语音播放优化

2026-03-21 17:24:42 +08:00 · 2026-03-21 17:24:42 +08:00 · 43a77b3015
commit 43a77b3015
parent 3ee80a637e
1 changed files with 33 additions and 0 deletions
--- a/services/voice_session_manager.py
+++ b/services/voice_session_manager.py
@ -25,9 +25,11 @@ class _StreamTagFilter:
        self.state = "idle"  # idle, answer, skip
        self.found_any_tag = False
        self._pending = ""  # buffer for partial tag like "[TOO..."
+        self.answer_ended = False  # True when ANSWER block ends (e.g. hit [TOOL_CALL])

    def feed(self, chunk: str) -> str:
        """Feed a chunk, return text that should be passed to TTS."""
+        self.answer_ended = False
        self._pending += chunk
        output = []

@ -61,6 +63,8 @@ class _StreamTagFilter:
                    if tag_name == "ANSWER":
                        self.state = "answer"
                    else:
+                        if self.state == "answer":
+                            self.answer_ended = True
                        self.state = "skip"

            elif self.state == "skip":
@ -332,6 +336,35 @@ class VoiceSession:
                passthrough = tag_filter.feed(chunk)

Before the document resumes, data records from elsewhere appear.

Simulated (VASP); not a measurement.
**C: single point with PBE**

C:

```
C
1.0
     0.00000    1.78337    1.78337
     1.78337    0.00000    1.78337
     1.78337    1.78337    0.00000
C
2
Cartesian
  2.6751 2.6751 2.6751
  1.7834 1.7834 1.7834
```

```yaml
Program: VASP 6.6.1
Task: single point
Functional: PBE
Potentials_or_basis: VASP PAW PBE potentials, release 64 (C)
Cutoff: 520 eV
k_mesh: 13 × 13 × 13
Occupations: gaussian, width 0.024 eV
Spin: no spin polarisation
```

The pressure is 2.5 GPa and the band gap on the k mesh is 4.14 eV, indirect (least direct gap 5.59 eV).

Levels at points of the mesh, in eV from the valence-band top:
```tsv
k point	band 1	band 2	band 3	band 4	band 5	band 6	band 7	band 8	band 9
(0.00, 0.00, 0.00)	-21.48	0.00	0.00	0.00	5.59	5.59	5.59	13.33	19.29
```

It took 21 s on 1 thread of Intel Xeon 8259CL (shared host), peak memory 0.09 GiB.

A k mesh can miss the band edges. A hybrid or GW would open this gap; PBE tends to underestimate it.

                if not passthrough:
+                    # ANSWER block ended (e.g. hit [TOOL_CALL]), flush sentence_buf immediately
+                    if tag_filter.answer_ended and sentence_buf:
+                        flush = sentence_buf.strip()
+                        sentence_buf = ""
+                        if flush:
+                            flush = self._clean_markdown(flush)
+                        if flush:
+                            if tts_started and self._tts_segment_done:
+                                logger.info(f"[Voice] TTS segment done, closing session and waiting for delivery (answer ended)")
+                                await self.realtime_client.chat_tts_text(content="", start=False, end=True)
+                                self._tts_complete_event.clear()
+                                try:
+                                    await asyncio.wait_for(self._tts_complete_event.wait(), timeout=10)
+                                except asyncio.TimeoutError:
+                                    logger.warning(f"[Voice] Timeout waiting for TTS complete, proceeding anyway")
+                                tts_started = False
+                                self._tts_segment_done = False
+                                logger.info(f"[Voice] TTS delivery done, starting new session (answer ended)")
+
+                            logger.info(f"[Voice] Sending TTS sentence (answer ended): '{flush[:80]}'")
+                            await self.realtime_client.chat_tts_text(
+                                content=flush,
+                                start=not tts_started,
+                                end=False,
+                            )
+                            if not tts_started:
+                                await self._emit_status("speaking")
+                            tts_started = True
+                            self._tts_segment_done = False
                    continue

                sentence_buf += passthrough